The most practical way to drive customer engagement (and then customer experience, value, loyalty, and revenue) is through employees who truly understand your customers, who engage to improve customer experiences and outcomes, who drive customer-centered change and who inspire other employees to do the same.
4 Employee Engagement Objectives
It’s likely obvious that getting employees engaged in a customer-centered manner is a good thing, but let’s consider four specific objectives for doing so. Being mindful of these objectives will help you plot the course for engagement:
- Listen to a broad array of customers and learn from them about what matters and then apply that to your job. Why? Because an awareness of what customers value will enable your employees to contribute to that value within their role.
- Contribute to individual customers’ desired outcomes by resolving issues and creating value for (or with) them. Why? There is no better way to foster loyalty, and repeat business, than through customers achieving success.
- Drive changes to continuously improve and streamline your business processes and customer interactions. Why? You stay competitive and efficient by simplifying your operations and making it easier for customers to do business with you.
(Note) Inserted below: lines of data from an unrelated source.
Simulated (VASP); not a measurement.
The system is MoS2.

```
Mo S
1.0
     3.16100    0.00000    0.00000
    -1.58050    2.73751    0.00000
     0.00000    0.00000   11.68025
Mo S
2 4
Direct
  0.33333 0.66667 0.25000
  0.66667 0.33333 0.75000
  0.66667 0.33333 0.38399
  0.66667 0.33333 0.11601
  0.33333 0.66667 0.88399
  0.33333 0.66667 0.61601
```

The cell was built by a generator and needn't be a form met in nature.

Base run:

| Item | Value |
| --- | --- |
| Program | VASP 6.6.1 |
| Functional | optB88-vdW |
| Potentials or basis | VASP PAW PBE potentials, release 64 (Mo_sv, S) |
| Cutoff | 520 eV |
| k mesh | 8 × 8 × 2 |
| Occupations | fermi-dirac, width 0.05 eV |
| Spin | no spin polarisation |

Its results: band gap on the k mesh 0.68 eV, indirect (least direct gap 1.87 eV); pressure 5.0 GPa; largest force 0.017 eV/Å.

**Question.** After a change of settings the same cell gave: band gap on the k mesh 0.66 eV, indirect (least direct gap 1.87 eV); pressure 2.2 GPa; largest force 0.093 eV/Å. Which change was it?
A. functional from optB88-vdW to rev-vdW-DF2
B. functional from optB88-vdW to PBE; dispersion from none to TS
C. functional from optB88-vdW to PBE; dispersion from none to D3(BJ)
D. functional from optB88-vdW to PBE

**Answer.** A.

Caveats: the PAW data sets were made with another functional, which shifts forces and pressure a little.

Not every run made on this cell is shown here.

- Be inspired by customer successes and then inspire others in kind. Why? Customer success is the cornerstone of customer engagement. The point of engagement is helping customers to be successful in attaining their goals, and when customers are successful they are much more apt to buy more and recommend you.
Related Article: Use Customer Success to Activate Your Customers Into Influencers
Listen, Learn and Apply: Many Customers at a Time
This is the foundation of any customer engagement effort. For most businesses and for most strategic investments, creating scale at minimum expense is crucial. Investing in your customers is no different: listening, learning and applying customer insights in a way that efficiently engages many employees across many customers is key.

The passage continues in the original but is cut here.